Closed davelandry closed 4 years ago
In the meantime I've manually hacked in a temporary fix on theodore by directly editing the data in the table but of course @hwchen we would want to fix this in the ETL
I'll fix this when I get back; unfortunately the bls code is at the office. But I have some idea what the issue is. If I'm remembering correctly, some of the ids were split on commas, and some were dashed.
(and to some of the slack discussion: I don't think it's a crosswalk thing, I think it's just how i'm processing multiple ids as one string, per row)
As another test case, i noticed the missing growth for Labor Unions as well: https://theodore.datausa.io/profile/naics/81393
This should be fixed tomorrow, sorry for delay
On Mon, Feb 18, 2019, 2:45 PM Dave Landry <notifications@github.com wrote:
As another test case, i noticed the missing growth for Labor Unions as well: https://theodore.datausa.io/profile/naics/81393
— You are receiving this because you were mentioned. Reply to this email directly, view it on GitHub https://github.com/Datawheel/datausa-tracker/issues/219#issuecomment-464909987, or mute the thread https://github.com/notifications/unsubscribe-auth/ADm0i_xhHP41IQqi-KKH2JPxnB792XxIks5vOy0ggaJpZM4akLyZ .
Looks like the issue isn't in etl errors either (although I do have another bug to fix)
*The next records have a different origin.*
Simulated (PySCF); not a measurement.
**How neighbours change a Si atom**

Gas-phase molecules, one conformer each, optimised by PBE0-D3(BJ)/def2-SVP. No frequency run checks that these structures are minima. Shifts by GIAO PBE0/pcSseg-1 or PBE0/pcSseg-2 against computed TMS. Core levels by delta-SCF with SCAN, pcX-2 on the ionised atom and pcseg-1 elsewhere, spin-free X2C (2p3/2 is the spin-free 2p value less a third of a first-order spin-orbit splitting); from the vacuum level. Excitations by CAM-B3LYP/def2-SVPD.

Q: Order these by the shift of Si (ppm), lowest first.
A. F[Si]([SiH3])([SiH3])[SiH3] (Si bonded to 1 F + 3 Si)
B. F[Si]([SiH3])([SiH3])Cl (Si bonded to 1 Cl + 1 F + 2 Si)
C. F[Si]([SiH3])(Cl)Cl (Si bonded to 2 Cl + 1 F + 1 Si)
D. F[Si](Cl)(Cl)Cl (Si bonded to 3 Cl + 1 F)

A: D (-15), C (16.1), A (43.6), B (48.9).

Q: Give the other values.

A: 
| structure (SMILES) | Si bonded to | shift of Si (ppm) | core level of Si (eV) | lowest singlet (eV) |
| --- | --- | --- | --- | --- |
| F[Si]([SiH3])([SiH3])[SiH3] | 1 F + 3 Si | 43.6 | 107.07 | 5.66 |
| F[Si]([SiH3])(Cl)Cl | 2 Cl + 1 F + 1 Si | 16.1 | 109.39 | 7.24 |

Retail trade is normally 44-45
, but in the table it's represented as 44, 45
. I'm not crosswalking, so I'll just include a special case. (The table is already using naics, so I wanted to minimize the amount of transformation like crosswalking.)
I'll leave this thread open for a bit, so you can keep adding special cases.
As for Labor Unions 81393
, it doesn't exist in the table (industry growth). The closest is Civic, social, professional, and similar organizations
"8134, 8139"
.
@jspeis do you know how you handled this in the past? Perhaps I'm using an entirely different table than you did?
The old Data USA used a substitution of "Other Services, Except Public Administration."
The easiest way to check is to see the Job growth section: https://datausa.io/profile/naics/81393/#job_growth
@davelandry I think it should be considered a bug though that this information is presented in the splash without indication that a substitution has occurred
Ok, Other Services, Except Public Administration
exists as Other services
in the growth table. I'll hardcode this into the etl (copying this row and substituting the labor unions id).
@hwchen sorry for the confusion --- we want to preserve that as "Other services" in the data but we'll just want to make sure the crosswalk in the logic layer has the correct mapping (which it should already have)
(the reason we want to preserve that is so that we can notify users that a crosswalk is occurring)
ok, I think that makes sense. So I should still hard-code in Retail as 44-45
, since it's the same thing; but let the crosswalk handle Labor Unions.
yup retail can get hard coded since its the same thing but we'll let the crosswalk handle labor unions
On ulysses
fixed for retail trade. https://github.com/Datawheel/bls-core/commit/37e8fb57e166bf881c37eb7fc58518edd77c0bbe
Fixed some other possible issues with leading whitespace: https://github.com/Datawheel/bls-core/commit/ff34b779c526f6f4d754a9aaaa350bb3a2d377d1
@davelandry let me know if there's anything needed from my end on the naics substitution crosswalk for labor union.
Labor Unions, 81393 -> 81 (Other services)
@hwchen could you help me identify any PUMS Industry codes that currently don't have a crosswalk? Here's the list I'm working off of: https://github.com/DataUSA/datausa-site/blob/canon/static/data/pums_bls_industry_crosswalk.json
This looks like pums -> bls crosswalk. Will we need a separate bls -> bls crosswalk to know that a substitution is made?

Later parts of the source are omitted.